I started my second year a couple weeks ago. At the moment I'm most interested in group theory which we started last year. In a few months we'll be doing a course which includes rings and modules which I'm looking forward to. We did a course on metric and topological spaces last year which was pretty cool.
What about you? I'd love some recommendations if you're in 3rd or 4th year
I've finished my undergraduate studies, which were almost exclusively pure in the third/fourth year!
It's amazing that you took metric and topological spaces in your first year. I think Group theory is beautiful. It was one of the first course that made me realise how beautiful maths can be (and there's more to mathematical beauty than in the sense of, say, Euler's identity). I think you enjoyed the same courses that I enjoyed, so I'll just tell what books or material I found interesting/helpful!
Algebra - Thomas Hungerford: This book is beautifully written and is mostly intended as a second course in algebra. The best time to read will be concurrently with your rings and modules course or perhaps after to fully appreciate its generality. I'd personally stop after reading
chapters I-IV and move to
Field and Galois Theory - Patrick Morandi - since it treats field/galois theory with much better clarity and sophistication (make no mistake about it, Hungerford's book is excellent, and still better than all other algebra books - it's just that I didn't like his treatment of field theory and galois theory personally) -- you can later return to finish
chapters VII-IX.
Classical Introduction Modern Number Theory - Ireland & Rosen: Now this book flows like poetry! It could be the best book ever written about mathematics. Period. The first eleven chapters require almost nothing (well the definition of things like principal ideal domain, which it defines anyway). It ends up proving quadratic/biquadratic/cubic reciprocity so many times that one of the exercises is along the lines of
count the number of proofs of quadratic reciprocity given so far and give another one! Caution, though
- it may turn you into a number theorist! In the end it introduces you to algebraic and analytic number theory!
After these, things open up. In my opinion, all things algebraic are beautiful, so the choices are endless! These books are expensive, though, so I'd always get them from university library or pirate them. But let me mention one last book, but with caveat that it's very challenging! I mean it makes the Rudins and Langs that people always complain about look like babies!
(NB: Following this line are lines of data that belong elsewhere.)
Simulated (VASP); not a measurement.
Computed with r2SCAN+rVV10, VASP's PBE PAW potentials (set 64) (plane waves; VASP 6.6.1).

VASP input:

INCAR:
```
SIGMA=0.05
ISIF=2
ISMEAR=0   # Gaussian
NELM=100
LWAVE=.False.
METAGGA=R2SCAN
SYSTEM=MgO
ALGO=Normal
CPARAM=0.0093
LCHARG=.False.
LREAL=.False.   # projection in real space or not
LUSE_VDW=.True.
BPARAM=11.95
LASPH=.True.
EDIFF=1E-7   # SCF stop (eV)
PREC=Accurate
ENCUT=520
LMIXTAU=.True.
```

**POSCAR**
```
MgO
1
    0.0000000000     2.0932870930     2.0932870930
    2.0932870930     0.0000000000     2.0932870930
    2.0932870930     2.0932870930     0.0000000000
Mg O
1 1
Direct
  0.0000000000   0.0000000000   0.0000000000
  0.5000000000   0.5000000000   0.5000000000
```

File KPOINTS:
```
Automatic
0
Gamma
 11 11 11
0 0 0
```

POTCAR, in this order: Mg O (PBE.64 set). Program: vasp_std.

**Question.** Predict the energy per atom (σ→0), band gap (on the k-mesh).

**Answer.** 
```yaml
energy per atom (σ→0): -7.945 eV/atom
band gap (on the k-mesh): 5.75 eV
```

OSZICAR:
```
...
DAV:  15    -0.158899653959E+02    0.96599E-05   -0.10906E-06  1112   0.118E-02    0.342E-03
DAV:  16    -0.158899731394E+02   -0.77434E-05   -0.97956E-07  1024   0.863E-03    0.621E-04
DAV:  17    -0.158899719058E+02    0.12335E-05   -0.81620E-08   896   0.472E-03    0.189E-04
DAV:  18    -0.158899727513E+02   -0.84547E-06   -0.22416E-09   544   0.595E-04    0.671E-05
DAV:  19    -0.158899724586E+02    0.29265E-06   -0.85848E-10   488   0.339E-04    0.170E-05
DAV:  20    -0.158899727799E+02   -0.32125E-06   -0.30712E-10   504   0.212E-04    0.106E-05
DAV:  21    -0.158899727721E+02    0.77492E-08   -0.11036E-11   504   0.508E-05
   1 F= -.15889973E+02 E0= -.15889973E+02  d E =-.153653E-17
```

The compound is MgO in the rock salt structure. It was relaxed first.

Fundamentals of General Topology: Problems and Exercises - A.V. Arkhangel'skii, V.I. Ponomarev It doesn't require a lot of prior knowledge - what you covered in metric/topological spaces courses would be enough, but it covers so much more than any book on general/point set topology covers (many of which are a bit outdated unlike this one, but one can use them as companion to this). Each chapter introduces some ideas then gives you tons of problems which can be solved using these ideas in novel and surprising ways! Many of the problems are very hard, but the book provides solutions to all of them at end of each chapter (well, apart from some that are actually open problems!). At the end of this, you or what's left of you

will be able to read current research in general topology! Well, it was written for the School of Soviet Mathematics who basically owned this field and you know what they say! In Soviet Russia, you don't study topology... topology studies you!